ELSA hints GT206 and GT212

Discussion in 'Architecture and Products' started by AnarchX, Sep 9, 2008.

  1. DegustatoR

    Veteran

    Joined:
    Mar 12, 2002
    Messages:
    3,244
    Likes Received:
    3,408
    Quadro CX
    CUDA Parallel Processor Cores 192
    Memory Interface 384-bit

    GT200-based? Or not? =)
     
  2. ShaidarHaran

    ShaidarHaran hardware monkey
    Veteran

    Joined:
    Mar 31, 2007
    Messages:
    4,027
    Likes Received:
    90
    Based on statements round these parts lately I'd guess that's GT206.
     
  3. DegustatoR

    Veteran

    Joined:
    Mar 12, 2002
    Messages:
    3,244
    Likes Received:
    3,408
    Then this would lead to two things:
    1. GT206 is not GT200b.
    2. GT206 doesn't support GDDR5? Why in the hell would they need 384-bit bus if it does?
     
  4. ShaidarHaran

    ShaidarHaran hardware monkey
    Veteran

    Joined:
    Mar 31, 2007
    Messages:
    4,027
    Likes Received:
    90
    1) quite possible. I'm not sold on the idea that GT200b==GT206, it was just a theory
    2) I don't think that conclusion can be drawn based on a single SKU...
     
  5. AnarchX

    Veteran

    Joined:
    Apr 19, 2007
    Messages:
    1,559
    Likes Received:
    34

    Device ID is a GT200 one.
     
  6. marllt2

    Newcomer

    Joined:
    Oct 18, 2008
    Messages:
    7
    Likes Received:
    0
    Location:
    France
    So, does the GT200b exists ?

    Or was it a speculative "journalistic" codename, based on the G92 -> G92b ?
     
  7. igg

    igg
    Newcomer

    Joined:
    May 16, 2008
    Messages:
    63
    Likes Received:
    0
    @marllt2: According to some people around here it's shipping in tesla cards.
     
  8. Arun

    Arun Unknown.
    Legend

    Joined:
    Aug 28, 2002
    Messages:
    5,023
    Likes Received:
    302
    Location:
    UK
    I suspect it's also the foundation of the Quadro CX. In fact, I wouldn't be surprised if that was the exact same GPU bin as for a potential GX2... (384-bit & 150W TDP are pretty strong hints towards that) - too bad the clocks aren't public, if shaders were at >1300MHz we'd have our answer...
     
  9. DegustatoR

    Veteran

    Joined:
    Mar 12, 2002
    Messages:
    3,244
    Likes Received:
    3,408
    Arun, as AnarchX said, it has GT200 device id.
     
  10. igg

    igg
    Newcomer

    Joined:
    May 16, 2008
    Messages:
    63
    Likes Received:
    0
    @DegustatoR: I think the clock would indicate whether it's GT200b/GT206 or another GT200 derivate (like the GTX260 chip which also has a different memory interface).
     
  11. Arun

    Arun Unknown.
    Legend

    Joined:
    Aug 28, 2002
    Messages:
    5,023
    Likes Received:
    302
    Location:
    UK
    DegustatoR: And so does G92b AFAICT... what's your point? :) Of course, that doesn't answer the GT206 mystery...

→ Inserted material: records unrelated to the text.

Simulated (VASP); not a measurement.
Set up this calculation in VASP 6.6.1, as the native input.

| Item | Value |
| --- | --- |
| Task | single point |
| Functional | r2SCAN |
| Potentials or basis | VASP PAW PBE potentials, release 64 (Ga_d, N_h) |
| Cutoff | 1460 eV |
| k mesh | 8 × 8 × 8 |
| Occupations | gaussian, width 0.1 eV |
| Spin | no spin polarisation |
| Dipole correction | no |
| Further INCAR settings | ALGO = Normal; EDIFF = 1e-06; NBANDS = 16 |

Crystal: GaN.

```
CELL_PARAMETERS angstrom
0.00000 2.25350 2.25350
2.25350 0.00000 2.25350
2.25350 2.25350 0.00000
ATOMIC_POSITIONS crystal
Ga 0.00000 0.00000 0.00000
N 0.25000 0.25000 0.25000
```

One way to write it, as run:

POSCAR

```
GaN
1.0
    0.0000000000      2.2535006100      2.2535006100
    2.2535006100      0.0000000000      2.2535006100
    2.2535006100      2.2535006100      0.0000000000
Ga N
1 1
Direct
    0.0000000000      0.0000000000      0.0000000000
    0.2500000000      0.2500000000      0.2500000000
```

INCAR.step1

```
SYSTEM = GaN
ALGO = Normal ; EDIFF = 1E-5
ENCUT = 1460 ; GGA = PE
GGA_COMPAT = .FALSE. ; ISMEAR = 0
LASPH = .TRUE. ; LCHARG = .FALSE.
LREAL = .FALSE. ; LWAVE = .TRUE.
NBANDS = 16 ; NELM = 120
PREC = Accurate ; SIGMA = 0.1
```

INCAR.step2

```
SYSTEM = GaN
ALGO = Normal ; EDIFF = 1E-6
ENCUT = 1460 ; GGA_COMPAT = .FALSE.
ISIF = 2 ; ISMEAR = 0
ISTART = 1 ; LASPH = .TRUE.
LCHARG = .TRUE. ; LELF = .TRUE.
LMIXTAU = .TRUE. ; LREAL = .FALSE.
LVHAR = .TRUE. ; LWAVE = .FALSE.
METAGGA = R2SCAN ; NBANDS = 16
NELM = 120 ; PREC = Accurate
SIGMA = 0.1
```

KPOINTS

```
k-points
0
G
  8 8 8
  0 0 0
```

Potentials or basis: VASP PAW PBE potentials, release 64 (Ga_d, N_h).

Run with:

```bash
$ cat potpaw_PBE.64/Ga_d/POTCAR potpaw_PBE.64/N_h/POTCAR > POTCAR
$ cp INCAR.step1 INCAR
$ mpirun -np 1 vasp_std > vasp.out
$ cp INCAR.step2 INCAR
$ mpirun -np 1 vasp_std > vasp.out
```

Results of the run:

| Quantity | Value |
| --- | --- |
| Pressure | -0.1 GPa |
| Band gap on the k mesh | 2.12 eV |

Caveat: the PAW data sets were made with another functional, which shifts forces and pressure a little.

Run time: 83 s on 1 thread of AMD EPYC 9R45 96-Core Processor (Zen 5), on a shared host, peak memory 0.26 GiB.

    BTW, tentative GT21x line-up possibilities:
    1T|40A|1R -> 0.2TFlops+ -> GT218/???
    3T|120A|3R -> 0.6TFlops+ -> GT216/Late March
    6T|240A|6R -> 1.2TFlops+ -> GT214/Early May
    12T|480A|12R -> 2.8TFlops+ -> GT212/Late June

    OR

    1T|32A|1R
    4T|128A|3R
    8T|256A|6R
    16T|512A|12R

    OR

    2T|48A|2R
    4T|128A|3R
    8T|256A|6R
    12T|480A|12R

    OR

    ...


    In the first possibility, the ALU ratio might seem high until you add this little catch.
    GT212 ALUs: 8 MADDs, 8 MULs/2SFU/2DP
    GT214+ ALUs: 8 MADDs, 4 MULs/1SFU/1DP

    David Kirk said very explicitly in one of his uni courses that they could fiddle with the MADD vs SFU ratio as they saw fit, and as the ALU-TMU ratio increases it makes a lot of sense to reduce it in my mind. This would also be fairly simple if you truly tied the SFU & DP units would only result in completely negligible limitations. This would also result in the MUL not being wasted *at all* in graphics, since for register file access reasons I won't go into here it is not realistic to expect more than half a MUL to be exposed anyway.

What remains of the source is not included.